Developed and maintained by the World Customs Organization, this multipurpose classification system is comprised of names or terms for goods used as the basis for customs tariffs and for the compilation of trade statistics. It is reviewed and updated periodically to clarify, add, or delete any confusing wording, as well as to incorporate new products entering the market place. The next amendment is scheduled for January, 2017

Why it’s important:

Not knowing the proper classification of imported goods may result in an error, leading to a chain reaction of errors on the rate of duty, import and export controls, restricted goods, etc, resulting in hefty fines or delays at the border.


2. Transfer Pricing 

What it is:

Transfer pricing refers to the pricing of contributions (assets, tangible and intangible, services and funds) transferred within an organization. For example, goods from a parent company may be sold to a foreign subsidiary, typical market mechanisms that would normally establish prices between third parties don’t exist. Therefore, the transfer price will affect the allocation of profit among the parts of the company. The value of your product impacts the duty and taxes calculated. Value is defined as all costs that go into getting your goods to its final destination, including price paid, associated costs and transportation. If a transfer price agreement is in place it could also impact the calculation of duties or refunds.


Why it’s important:

Customs valuation and transfer pricing have a lot in common but have competing interests. Customs and Tax authorities worry that multinational entities set transfer prices on cross border transactions to reduce taxation, making customs value a major tax compliance issue.  Lack of attention to customs valuation methodologies exposes companies to audits, investigations and /or penalties. If duty calculated is less than it should be, penalties can result. In other cases, you may be paying more duty than you need to.

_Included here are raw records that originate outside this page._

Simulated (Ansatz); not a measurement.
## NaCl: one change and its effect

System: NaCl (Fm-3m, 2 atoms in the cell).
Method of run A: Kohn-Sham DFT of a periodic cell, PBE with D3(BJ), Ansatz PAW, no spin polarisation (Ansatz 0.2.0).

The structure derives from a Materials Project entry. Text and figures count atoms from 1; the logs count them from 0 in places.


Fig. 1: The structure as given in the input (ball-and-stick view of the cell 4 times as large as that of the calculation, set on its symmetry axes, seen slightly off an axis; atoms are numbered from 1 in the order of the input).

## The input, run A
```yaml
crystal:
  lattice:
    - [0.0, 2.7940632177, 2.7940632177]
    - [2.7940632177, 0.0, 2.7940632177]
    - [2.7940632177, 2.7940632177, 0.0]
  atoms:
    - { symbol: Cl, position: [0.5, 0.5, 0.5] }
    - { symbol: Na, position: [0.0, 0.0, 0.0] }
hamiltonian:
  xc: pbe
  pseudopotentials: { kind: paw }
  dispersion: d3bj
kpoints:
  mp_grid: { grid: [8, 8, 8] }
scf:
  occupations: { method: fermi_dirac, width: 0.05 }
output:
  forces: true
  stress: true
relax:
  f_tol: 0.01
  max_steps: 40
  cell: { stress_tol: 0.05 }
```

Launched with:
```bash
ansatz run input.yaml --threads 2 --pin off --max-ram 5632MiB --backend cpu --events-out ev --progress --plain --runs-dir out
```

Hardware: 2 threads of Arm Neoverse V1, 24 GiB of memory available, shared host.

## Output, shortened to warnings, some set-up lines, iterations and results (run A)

There are different rules developed for transfer pricing depending on the authority both attempting to reach arm’s length values.  However, due to differing methodologies and standards, the transfer pricing value may not be suitable for customs value and vice versa. The one thing that is certain is that multinational companies need to comply with both Tax and Customs valuation rules.


3. Trade Agreements and the Specific Rules of Origin

What it is:

A free trade agreement is a treaty between two or more countries where commerce in goods and services can be conducted across common borders, without tariffs or hindrances. However, capital or labour may not move freely.  Member countries usually impose a uniform tariff on trade with non-member countries.  Free trade agreements offer duty relief for many imported goods and eligibility often relies on the specific rules of origin to determine whether goods meet the required transformation to benefit from duty free status. The most widely used free trade agreement is the North American Free Trade Agreement (NAFTA).


Why it’s important:

Trade agreements can offer significant cost savings in the form of reduced duty or even duty-free.  It is important to note that importers must understand the legislative requirements and ensure the appropriate audit trails are in place when qualify goods for the benefits of the any agreement.  Each agreement has a set of “Specific Rules of Origin: that must be adhered to while maintaining the proof of origin for those eligible goods.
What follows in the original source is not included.